It had no such effect. The newspaper continued its crusade, and the scandal of official neglect grew daily in the public mind, until presently it threatened alarming political results.

I do not know that political corruption was more prevalent then than now, but it was more open and shameless, and as a consequence men of upright minds were readier to suspect its existence in high places. At this time such men began rather insistently to ask why the authorities at Washington did not interfere to break up the illicit stills and why the administration retained in office the men whose neglect of that duty had become so great a scandal. It was freely suggested that somebody at Washington must be winking at the lawlessness in aid of political purposes in Brooklyn.

An Interview with President Grant

It was then that Theodore Tilton, with his constitutional audacity, decided to send me to Washington to interview President Grant on the subject. I was provided with letters from Tilton, as the editor of the Republican newspaper of Brooklyn, from the Republican Postmaster Booth, and from Silas B. Dutcher and other recognized leaders of the Republican party in Brooklyn. These letters asked the President, in behalf of Republicanism in Brooklyn, to give me the desired interview, assuring him of my integrity, etc.

So armed I had no difficulty in securing audience. I found General Grant to be a man of simple, upright mind, unspoiled by fame, careless of formalities and the frills of official place, in no way nervous about his dignity—just a plain, honest American citizen, accustomed to go straight to the marrow of every subject discussed, without equivocation or reserve and apparently without concern for anything except truth and justice.

He received me cordially and dismissed everybody else from the room while we talked. He offered me a cigar and we had our conference without formality.

In presenting my credentials, I was moved by his own frankness of manner to tell him that I was an ex-Confederate soldier and not a Republican in politics. I was anxious not to sail under false colors, and he expressed himself approvingly of my sentiment, assuring me that my personal views in politics could make no difference in my status on this occasion.

After I had asked him a good many questions about the matter in hand, he smilingly asked:

"Why don't you put the suggestions so vaguely mentioned in these letters, into a direct question, so that I may answer it?"
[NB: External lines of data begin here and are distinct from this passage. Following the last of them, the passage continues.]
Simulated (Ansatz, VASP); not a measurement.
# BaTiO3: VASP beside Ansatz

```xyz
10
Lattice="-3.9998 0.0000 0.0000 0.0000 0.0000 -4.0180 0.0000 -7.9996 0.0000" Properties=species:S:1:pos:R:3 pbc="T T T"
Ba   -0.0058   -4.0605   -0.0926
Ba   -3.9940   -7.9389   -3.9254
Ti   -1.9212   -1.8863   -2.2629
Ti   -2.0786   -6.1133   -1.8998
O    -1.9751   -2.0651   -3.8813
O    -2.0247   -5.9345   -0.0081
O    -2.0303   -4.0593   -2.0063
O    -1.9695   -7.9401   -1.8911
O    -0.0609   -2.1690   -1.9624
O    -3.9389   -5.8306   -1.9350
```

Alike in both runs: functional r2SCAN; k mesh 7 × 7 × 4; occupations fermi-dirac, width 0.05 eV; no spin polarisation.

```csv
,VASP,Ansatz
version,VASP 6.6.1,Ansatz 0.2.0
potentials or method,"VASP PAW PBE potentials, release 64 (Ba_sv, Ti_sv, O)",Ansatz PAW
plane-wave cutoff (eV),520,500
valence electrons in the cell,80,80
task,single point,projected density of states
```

It had seemed to me an impossible impudence to ask the President of the United States whether or not his administration was deliberately protecting crime for the sake of political advantage, but at his suggestion I formulated the question, hurriedly putting it in writing for the sake of accuracy in reporting it afterwards. He answered it promptly and directly, adding:

"I wish you would come to me again a week from today. I may then have a more conclusive answer to give you. Come at any rate."

When the interview was published, my good friend, Dr. St. Clair McKelway, then young in the service on the Brooklyn Eagle which has since brought fame to him and extraordinary influence to the newspaper which he still conducts, said to me at a chance meeting: "I think your putting of that question to General Grant was the coolest and most colossal piece of impudence I ever heard of."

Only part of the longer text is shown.